Beijing shift was Malcolm Turnbull’s gift to Scott Morrison

Paul Kelly
Malcolm Turnbull. Picture: John Feder
Malcolm Turnbull. Picture: John Feder

The transformation of Australian policy towards China was a decisive event under the Turnbull government — it constitutes a personal journey by Malcolm Turnbull in response to an assertive and hostile China that saw a permanent reset in relations, as Scott Morrison is demonstrating.

Turnbull arrived as prime minister imbued with a businessman’s optimism on China; witness his 2011 London speech inspired by China’s economic opportunities. He rebuffed conservatives talking up a new Cold War, said China’s economic boom would not translate into a military threat, and argued China “had even more to lose from the economic woes a major conflict would bring”.

This was Turnbull as rationalist and optimist. Referring to the US and China, he said: “We have every reason, and indeed every prospect, of remaining close and becoming closer friends of those giants.”

Like many, he got China wrong and initially missed the game plan of President Xi Jinping.

Turnbull jokes that being shocked by China’s spying is akin to the movie Casablanca, when Captain Renault declares he is “shocked — shocked” to discover gambling in Rick’s cafe. But Turnbull was shocked by China. He was shocked as prime minister to find “the industrial scale, scope and effectiveness of Chinese intelligence gathering and in particular cyber espionage”. He was shocked to find “they do more of it than anyone else, by far, and apply more resources to it than anyone else”. And he found “they’re not embarrassed by being caught”.

Malcolm Turnbull takes a selfie with US President Donald Trump and President Xi at APEC.
Malcolm Turnbull takes a selfie with US President Donald Trump and President Xi at APEC.

Turnbull said his early meetings with Xi and Premier Li Keqiang went well — indeed, he calls every such meeting a success. In his memoir he describes them as “thoughtful technocrats, professional and pragmatic managers”. It was Xi who raised the South China Sea issue, delivering a message that Turnbull summarises as: “It’s a long way from Australia, stay out of it.” Xi spoke to Turnbull about the need to avoid the “Thucydides trap” (war between an established power like the US and rising power like China).

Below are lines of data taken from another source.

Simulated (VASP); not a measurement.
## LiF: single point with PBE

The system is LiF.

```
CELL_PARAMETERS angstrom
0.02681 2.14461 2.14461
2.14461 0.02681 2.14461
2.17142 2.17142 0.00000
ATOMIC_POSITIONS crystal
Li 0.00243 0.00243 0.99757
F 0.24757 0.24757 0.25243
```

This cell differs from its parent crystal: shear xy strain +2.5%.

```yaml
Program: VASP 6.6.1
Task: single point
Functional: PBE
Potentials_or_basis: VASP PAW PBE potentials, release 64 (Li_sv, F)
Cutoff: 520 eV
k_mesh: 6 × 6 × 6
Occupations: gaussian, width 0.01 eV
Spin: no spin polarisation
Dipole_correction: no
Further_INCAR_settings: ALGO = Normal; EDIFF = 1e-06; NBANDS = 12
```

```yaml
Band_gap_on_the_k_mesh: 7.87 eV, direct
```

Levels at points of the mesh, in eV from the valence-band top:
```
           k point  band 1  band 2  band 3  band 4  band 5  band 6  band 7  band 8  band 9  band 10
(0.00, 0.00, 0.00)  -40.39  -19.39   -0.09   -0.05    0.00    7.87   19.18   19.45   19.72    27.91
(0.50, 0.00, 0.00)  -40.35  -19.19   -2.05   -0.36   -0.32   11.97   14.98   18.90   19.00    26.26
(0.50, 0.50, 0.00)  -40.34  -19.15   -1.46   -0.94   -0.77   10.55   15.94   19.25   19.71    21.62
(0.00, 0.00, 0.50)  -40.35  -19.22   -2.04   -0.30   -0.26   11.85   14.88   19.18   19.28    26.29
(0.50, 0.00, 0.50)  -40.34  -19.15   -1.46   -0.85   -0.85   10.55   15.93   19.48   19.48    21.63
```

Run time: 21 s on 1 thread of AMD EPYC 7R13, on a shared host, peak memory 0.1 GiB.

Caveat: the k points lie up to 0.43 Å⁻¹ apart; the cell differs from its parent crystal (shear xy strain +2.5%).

In 2015 and 2016 Turnbull, still the rationalist, said: “The point I made repeatedly to Chinese leaders — and Obama said he made the same point — was that their whole South China Sea strategy seemed quite counter-productive. Was the tenuous advantage given by establishing these forward operating bases worth the tensions that it was creating?”

For Xi, the answer was yes. Turnbull (and Barack Obama) were talking to a China that no longer existed. Xi must have found their toothless declarations quaint. But Xi got things wrong as well. He told Turnbull he believed he would be able to conduct business with Donald Trump and Trump’s bellicose rhetoric “wouldn’t be followed through in office”. Turnbull said: “We were all wrong there.”

Dining at his home with Li in 2017 Turnbull raised the opportunity that Trump offered China, given he was dumping the Trans-Pacific Partnership trade deal and dumping on America’s Asian allies. Turnbull asked: “Surely China should want to be seen as more of a cuddly panda than a scary dragon? Surely the goal should be to win the trust and confidence of your neighbours?”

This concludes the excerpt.